Some part of the way, Volodya was transported in a Stolypin car along with Sarbopeyev. They had long conversations about various topics, they also discussed what has actually happened in Zhanaozen. Sarbopeyev, by the way, told Volodya that he has never been A. Amirova's classmate; they attended different schools, and he was surprised to hear during the investigation and in court, that she was his classmate.

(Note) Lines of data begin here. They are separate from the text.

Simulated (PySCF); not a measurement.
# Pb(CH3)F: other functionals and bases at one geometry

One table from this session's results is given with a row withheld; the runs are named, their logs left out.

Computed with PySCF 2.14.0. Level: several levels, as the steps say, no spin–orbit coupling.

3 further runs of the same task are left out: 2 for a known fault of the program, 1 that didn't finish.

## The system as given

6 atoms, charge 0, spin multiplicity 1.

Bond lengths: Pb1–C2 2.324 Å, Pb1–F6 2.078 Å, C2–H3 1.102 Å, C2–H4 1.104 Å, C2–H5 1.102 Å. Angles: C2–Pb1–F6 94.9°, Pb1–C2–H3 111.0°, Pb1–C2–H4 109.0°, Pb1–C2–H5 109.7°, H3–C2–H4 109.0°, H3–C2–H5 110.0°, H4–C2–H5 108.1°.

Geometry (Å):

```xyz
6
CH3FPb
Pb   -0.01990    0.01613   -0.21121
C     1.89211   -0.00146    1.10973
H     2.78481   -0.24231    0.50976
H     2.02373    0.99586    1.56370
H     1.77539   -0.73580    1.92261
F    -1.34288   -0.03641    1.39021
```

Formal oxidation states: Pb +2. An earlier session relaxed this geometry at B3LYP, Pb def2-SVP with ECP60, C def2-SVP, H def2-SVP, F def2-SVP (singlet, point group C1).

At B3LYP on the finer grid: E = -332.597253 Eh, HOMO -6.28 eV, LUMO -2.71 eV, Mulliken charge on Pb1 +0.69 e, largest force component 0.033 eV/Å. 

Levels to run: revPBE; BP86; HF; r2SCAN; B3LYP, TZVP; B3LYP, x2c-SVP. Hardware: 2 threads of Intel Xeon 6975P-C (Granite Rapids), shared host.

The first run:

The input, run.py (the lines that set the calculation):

Volodya says, "We went from Taraz in an ice-cold Stolypin car, with no heating, no hot water, the toilet didn't work, the guards, although they were not wanton, they were also not favourably disposed towards the convicts. I put on all my clothes, my jacket, wrapped myself in a blanket, but it did not help with the cold. They wouldn't give us food, or boiling water. It was hard to bear. Two days later, closer to the night - we arrived. The convoy announced - Peter! In my mind I understood that I couldn't have arrived in Russia, in St. Petersburg... but, what is Peter!? Only later I learned that many call Petropavlovsk 'Peter'. I have previously visited the North Kazakhstan Province a few times and I have never heard this city being referred to in this way. Accompanied by an incessant barking of dogs, we were literally crammed into a cold prison truck, and we were moved.
One hour later, we arrived at our destination. There we were also met with barking dogs'. With our hands secured behind our back in handcuffs, in a bending position, our heads we could not raise. We were carrying our bags and packs in all possible ways - hanging on the neck, in our hands. We heard yelling: faster, faster! We were dragged on the pavement by two huge riot policeman; they tore off all our clothes and shoes. We were admitted... I was angry with this attitude. A little later, I saw two men who introduced themselves as the head of the institution and the deputy manager for prison regulations issues and I expressed to them my outrage over this dragging across the pavement."
They informed him of his rights and obligations. Volodya, being a law-abiding person, and knowing that he wasn't convicted in accordance with the law, but being already in prison, faced the choice: either to follow the path of complete denial, when the convicted person doesn't abide by any legal requirements of the administration, or to take the way of observing the prison regulations and the law. Since he is neither a thief, nor a gangster, or a thug, and keeping in mind that he was incarcerated on political grounds, and that even at liberty he has never broken the law, he made a decision for himself: I will comply with the Penal Code regulations.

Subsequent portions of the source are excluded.